I decided to look at the minute books of the Mallow Poor Law Union. I believe the John Ahern who was an elected Guardian for the first several years of the Union, was my great-great-grandfather. When I had looked at these books some years ago, his name stopped showing up in the list of those present at meetings and I surmised that he was no longer on the Board. On picking up where I had left off before, however, I eventually found him listed as one of several "Relief Officers" approving a report of an audit of the register book for the workhouse. I wonder what a Relief Officer was, as opposed to a Guardian.
At some point I went downstairs to use the gent's and overheard the porter giving some visitors information about where they should go for certain records in county Cork. They were looking for someone from Annabella, and were going to go to the Heritage Centre in Mallow and the receptionist was advising them to take the train, but I interjected myself into the conversation to advise that the train station in Mallow is more than a couple of miles from the town centre, whereas if they took the bus it would drop them off only five minutes walk from the Mallow Heritage Centre. I asked what surname they were researching and when they said it was Murphy, I wished them luck as it is the most common surname in Ireland. One of the four, however, allowed as he was researching a Fitzpatrick and I told him my great-grandmother was Ellen Fitzpatrick from Mallow. In fact, I was going up to Mallow on the bus after lunch and maybe I would see them.

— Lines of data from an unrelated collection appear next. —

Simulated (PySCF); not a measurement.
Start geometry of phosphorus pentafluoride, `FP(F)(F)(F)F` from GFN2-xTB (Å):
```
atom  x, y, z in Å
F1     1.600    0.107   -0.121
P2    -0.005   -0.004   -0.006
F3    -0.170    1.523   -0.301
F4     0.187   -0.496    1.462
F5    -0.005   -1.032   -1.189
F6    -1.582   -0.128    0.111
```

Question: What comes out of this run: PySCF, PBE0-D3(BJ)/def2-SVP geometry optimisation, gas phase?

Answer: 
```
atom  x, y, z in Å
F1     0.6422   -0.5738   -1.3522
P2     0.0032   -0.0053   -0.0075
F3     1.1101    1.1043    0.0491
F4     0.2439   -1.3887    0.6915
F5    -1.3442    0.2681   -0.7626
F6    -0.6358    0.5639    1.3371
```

Jean and I went around the corner and down the alley to the Triskel Cinema, where I've seen many movies at the Cork International Film Festival. They have a cafe there and Jean had a bowl of vegetable soup for 3.90 and I had a bowl of Oysterhaven seafood chowder for 5.50. It was very nice and not thick with flour like some clam chowders you get around Boston.
I then headed back to the bus station to continue my journey, but on the way I met two American couples who were standing there trying to decide which way to go. They wanted to see some sights and I suggested they should see the Jeanie Johnston and as I was going that way I took them there and told them all about the ship on the way.
The folks from Detroit were saying how the Guinness here was better than back home and I told them that it was actually better in Boston as they bring it over through and undersea pipe and it stays quite chilled until it comes out of the tap in Boston, but unfortunately, from there to Detroit it tends to decline in quality.
I left them to view the ship and got the bus for Mallow. I asked if I could buy both my ticket from Cork to Mallow and Mallow to Galway at the same time, but I will have to pay cash on the bus the next day for the second leg of my journey. Leaving Cork I was surprised to see a lap dancing club across from Murphy's Brewery. Unbelievable! Father Matthew must be rolling over in his grave.
The Jeanie Johnston from astern.
In Mallow I stopped at the Hibernian Hotel, or as the locals call it "the High-B", and talked them into letting me leave my bags in an empty room until I returned to dine later. Then I went next door to the Mallow Heritage Centre to say hello to Martina Aherne and catch up on the state of things. She was disappointed that the TIARA index of Irish death notices does not include the place of burial, but it was not one of the fields we used and such information is only infrequently mentioned in obituaries in Irish papers of the 19th century.
After that I went down the street to the Mallow Town Library and poked around for a bit. They've come a long way since my first visit in 1993. Back then, the only heat in the place was a space heater behind the Librarian's desk. They've also added Internet terminals since I was last there and I thought I might use one to log on and check my email, but when they found that I was not a "member" of the Library I was informed it cost €2.50 a year. At home we are used to public Libraries being free to the general public and I decided to pass on using the Internet access and spent my time looking up Aherns in the indexes to the journals of the Cork Historical and Archaeological Society. I found some tombstone transcriptions done by Richard Henchey and copied them out.
I called John Caplice of the Mallow Archaeological and Historical Society and made plans to meet before the meeting as he informed me that I would be staying at his sister's house this trip as their home was undergoing some major renovations and he wanted to take me there and get me settled before the meeting so she wouldn't have to stay up to greet me. I stopped by a cybercafe next to the Tesco's supermarket and used a terminal for half an hour for a fee of four euros, the most expensive I've seen, but as I wouldn't be able to use John's computer that night it was worth it to just catch up and clear the inbox.
I stopped in at Tesco's to get some orange juice and while I was there noted the prices on the Baileys. They had a sale price of €16.74 for a litre. I bet it will be more than that at the duty-free on the way home. They also had smoked salmon at €6.50 for 400g. I then went over and had a nice plaice (sole) and chips with tea at the High-B for €10.90.
The annual general meeting preceded the evening's speaker and there was much formal business to accomplish with the proposing and seconding of various resolutions and election of a new committee for the coming year. The speaker for the evening was Mehaul Magner who told us of "How Bridgetown Church moved to Ballyhooley". Before we adjourned I made a brief announcement about the volumes of "The Search for Missing Friends" that I was donating to the Library in memory of my family and how fortunate I felt that I had been able to trace my ancestry to Mallow and find so many missing friends. As is the custom of the Society we then adjourned to one of the local establishments, in this case the Bridge House, for refreshment, where after much prodding I produced my pennywhistle and played for my drink.